Fig. 7. Apollo, found at Tenea. Munich.
Without athletics, says the late Professor Furtwängler,[[101]] Greek art cannot be conceived. The skill of the Greek artist in representing the forms of the naked body is due in the first instance to the habit of complete nudity in athletic exercises, a habit which, even if it were, as Thucydides says, not introduced into all athletic competitions at Olympia till shortly before his own time, must certainly, if we may judge from the evidence of the black-figured vases, have been almost universal in the palaestra of the sixth century. Besides the unrivalled opportunities that this habit afforded the sculptor of studying the naked body in every position of activity, it must have served as a valuable incentive to the youths of Greece to keep themselves in good condition. The Greek, with his keen eye for physical beauty, regarded flabbiness, want of condition, imperfect development as a disgrace, a sign of neglected education, and the ill-trained youth was the laughing-stock of his companions. Hence every Greek learnt to take a pride in his physical fitness and beauty. This love of physical beauty is strikingly illustrated in one of the war-songs of Tyrtaeus:[[102]] “It is a shame,” he says, “for an old man to lie slain in the front of the battle, his body stripped and exposed.” Why? Because an old man’s body cannot be beautiful. “But to the young,” he continues, “all things are seemly as long as the goodly bloom of lovely youth is on him. A sight for men to marvel at, for women to love while he lives, beautiful, too, when fallen in the front of the battle.”

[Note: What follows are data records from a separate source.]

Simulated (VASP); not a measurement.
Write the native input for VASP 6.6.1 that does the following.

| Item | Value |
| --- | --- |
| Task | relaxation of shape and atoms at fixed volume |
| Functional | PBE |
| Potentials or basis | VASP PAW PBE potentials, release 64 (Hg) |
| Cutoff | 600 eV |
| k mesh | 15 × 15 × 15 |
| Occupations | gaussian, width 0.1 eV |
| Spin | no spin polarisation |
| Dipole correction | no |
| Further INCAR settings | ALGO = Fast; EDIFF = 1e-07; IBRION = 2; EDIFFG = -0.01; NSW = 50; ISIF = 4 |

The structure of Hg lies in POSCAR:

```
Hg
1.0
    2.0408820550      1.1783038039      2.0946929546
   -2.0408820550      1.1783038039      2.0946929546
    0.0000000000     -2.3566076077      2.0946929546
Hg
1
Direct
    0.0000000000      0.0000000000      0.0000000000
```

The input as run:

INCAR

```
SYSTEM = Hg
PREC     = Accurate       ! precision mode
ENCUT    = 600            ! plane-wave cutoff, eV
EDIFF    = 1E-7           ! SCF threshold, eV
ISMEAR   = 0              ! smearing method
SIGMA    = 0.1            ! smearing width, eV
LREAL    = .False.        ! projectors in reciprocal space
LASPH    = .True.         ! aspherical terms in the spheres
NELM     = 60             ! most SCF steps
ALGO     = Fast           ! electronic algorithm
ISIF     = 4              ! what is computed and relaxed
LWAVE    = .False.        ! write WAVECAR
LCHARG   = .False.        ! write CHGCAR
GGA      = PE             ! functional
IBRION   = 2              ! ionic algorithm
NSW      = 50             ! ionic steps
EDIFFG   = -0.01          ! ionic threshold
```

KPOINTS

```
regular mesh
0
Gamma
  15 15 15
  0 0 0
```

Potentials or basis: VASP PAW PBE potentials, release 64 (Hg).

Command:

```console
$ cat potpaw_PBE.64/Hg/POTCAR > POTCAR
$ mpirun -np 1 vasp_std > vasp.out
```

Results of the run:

Fig. 8. Statue by an Argive Sculptor. Delphi. (Greek Sculpture, Fig. 134.)
We have seen how there arose in the sixth century a demand for athletic statues, and how the early artists endeavoured to express trained strength by the careful treatment of the muscles of the body, especially those of the chest and abdomen. The early athletic statues must have been of the type of those archaic figures which are rightly or wrongly classed under the name of Apollo, and which, whether they represent a god or a man, are certainly inspired by athletics. Though we see in all the same evident desire to express strength yet we find considerable variety of physical type, far more so, in fact, than we find in the fifth century, which was dominated by a more or less definite ideal of physical beauty and proportion. In the sixth century the artists were experimenting, and therefore we may suppose were influenced more by local or individual characteristics. Thus the slim, long-limbed Apollo of Tenea (Fig. [7]), with his well-formed chest, spare flanks, and powerful legs is the very type of the long-distance runner. These long, lean, wiry runners are often depicted on Panathenaic vases, and suggest inevitably these day-runners (ἡμεροδρόμοι), who acted as scouts or couriers in the Persian wars. Quite different is the type of the early Argive statues found at Delphi (Fig. [8]). Square and thickset, with powerful limbs and massive heads, they seem naturally to lead up to the type of the Ligourio bronze and of Polycleitus, and suggest that such a build was characteristic of Argolis. Between the two extremes comes an extensive series of statues from Boeotia, one of which shows strong signs of Aeginetan influence.[[103]] In the fifth century we look in vain for such divergences of type, and the reason is that Greek art was tending more and more towards an ideal, and neither the typical runner nor the typical strong man quite fulfils the artist’s ideal. Vase paintings afford an interesting illustration of this change. The wrestling groups on the black-figured vases show far greater variety and originality, a more realistic imitation of the manifold positions of wrestling than we find on the red-figured vases of the fifth century, where only such types are preserved as commended themselves to the more highly-trained artistic sense of the later craftsmen.
Fig. 9. Choiseul-Gouffier Apollo. British Museum.
Fig. 10. Figure from E. pediment at Aegina. Munich. (Greek Sculpture, Fig. 41.)